Ministry of Industries and Production convened a meeting on April 19, 2019 to review the price mechanism. The ECC on April 3, 2019 had directed the Ministry of Industries and Production to hold a meeting with the local fertilizer manufacturers to ascertain the reasons/ justification of price escalation of urea fertilizer and submit a report for the consideration of the ECC. The local industry which attended the meeting argues that it found some points were not highlighted during the presentation made by the FMPAC.
According to the Advisory Council the object of Fertilizer Policy 2001 is "ensuring reasonable prices of fertilizer to the farmers below import price". It was highlighted that domestic urea price has been less volatile verses international price as industry has always tried to protect the farmers and ensure stability in the market. Prices have been generally steady unless impacted by government policy (imposition of GIDC, revision of gas price and grant of subsidy). The object of Fertilizer Policy was to be met through concessionary gas price for feedstock by referencing it to Middle East. However, the gas price has almost doubled for domestic industry on imposition of GIDC and industry has not been able to fully pass the impact of GIDC due to price intervention by the government.
FMPAC further stated that the benefit of concessionary gas price has been passed on to the farmers by maintaining delta between local and international prices. It highlighted that the industry availed concession of Rs 132 billion in terms of gas price over the past 8 years, whereas it passed on benefit of Rs 527 billion (difference between international and local prices) to the farmers.
The fertilizer prices remain deregulated as per Fertilizer Policy 2001, while industry has allowed free market forces to prevail the government's interventions in terms of price capping has constrained the industry to pass on the impact of inflation/devaluation, being a norm in the industrial sector. Notwithstanding the disagreement of industry with the basis of calculation, even the rate of 9.4 % inflation as mentioned in the minutes (1830-405=1425 x 0.094 =133.95) justifies the recent price hike (Rs 90). Additionally, it was discussed that even on the most conservative basis, substantial part of the impact of inflation at average rate of 6 % taken for three years, has yet to be passed on in full. Besides this, following point was highlighted: the decision to import 100,000 tons urea without deliberation by FRC, may be reconsidered in view of adequate supply situation in the coming months. The continuity of operation of SNGPL based plants may be ensured through payment of subsidy to SNG PL to avert any possibility of shortage of urea supply.

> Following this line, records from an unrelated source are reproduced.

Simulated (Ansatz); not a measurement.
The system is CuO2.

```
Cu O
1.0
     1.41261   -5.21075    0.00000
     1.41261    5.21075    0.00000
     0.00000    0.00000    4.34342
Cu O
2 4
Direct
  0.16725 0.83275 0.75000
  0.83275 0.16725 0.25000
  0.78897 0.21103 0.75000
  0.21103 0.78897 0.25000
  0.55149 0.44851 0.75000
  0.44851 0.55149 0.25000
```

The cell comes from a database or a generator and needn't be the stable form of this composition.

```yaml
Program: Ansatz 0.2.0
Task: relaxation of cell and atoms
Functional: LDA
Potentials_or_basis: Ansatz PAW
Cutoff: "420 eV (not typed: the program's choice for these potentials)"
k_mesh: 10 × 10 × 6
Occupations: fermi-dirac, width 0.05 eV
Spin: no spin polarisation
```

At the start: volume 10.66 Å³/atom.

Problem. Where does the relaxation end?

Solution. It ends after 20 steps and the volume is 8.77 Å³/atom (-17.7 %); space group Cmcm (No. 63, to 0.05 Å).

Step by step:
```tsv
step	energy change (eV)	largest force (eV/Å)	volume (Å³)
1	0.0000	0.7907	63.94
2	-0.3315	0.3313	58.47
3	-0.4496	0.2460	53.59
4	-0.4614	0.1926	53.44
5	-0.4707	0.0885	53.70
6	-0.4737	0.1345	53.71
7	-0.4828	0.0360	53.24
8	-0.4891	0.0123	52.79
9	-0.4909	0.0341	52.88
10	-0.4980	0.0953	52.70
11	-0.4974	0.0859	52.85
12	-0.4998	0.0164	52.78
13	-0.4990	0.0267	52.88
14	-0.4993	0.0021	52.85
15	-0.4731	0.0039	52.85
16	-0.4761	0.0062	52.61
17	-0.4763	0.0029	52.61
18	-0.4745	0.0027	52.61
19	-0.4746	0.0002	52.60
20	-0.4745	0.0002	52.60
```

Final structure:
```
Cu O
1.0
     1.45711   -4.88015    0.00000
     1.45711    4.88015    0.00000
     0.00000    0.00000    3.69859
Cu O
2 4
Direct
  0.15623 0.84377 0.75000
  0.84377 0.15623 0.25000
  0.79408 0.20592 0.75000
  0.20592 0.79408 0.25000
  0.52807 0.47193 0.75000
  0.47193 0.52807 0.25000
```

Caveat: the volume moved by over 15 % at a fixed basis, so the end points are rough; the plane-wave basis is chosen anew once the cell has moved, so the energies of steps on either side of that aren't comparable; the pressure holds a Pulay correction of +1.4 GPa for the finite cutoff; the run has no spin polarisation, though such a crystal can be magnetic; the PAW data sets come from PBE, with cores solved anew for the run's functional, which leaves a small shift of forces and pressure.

FPMAC submitted the following recommendations for consideration of ECC: (i) gas price may be reduced for fertilizer sector;(ii) reduction of GIDC may be processed expeditiously and ;(iii). The outstanding subsidy and tax refunds may be released to reduce cost of borrowing to the manufacturers, while addressing the imbalance between input and output taxes.
Meanwhile prices of phosphate fertilizer have started escalation with the replacement of Asad Umar, Finance Minister with Dr Hafeez Shaikh, Finance Advisor. We may face imposition of flat 17 per cent GST on all phosphate products which translates into DAP bag price of Rs 4,000 against current price of 3600 per bag, indicating an increase of Rs 400 per bag.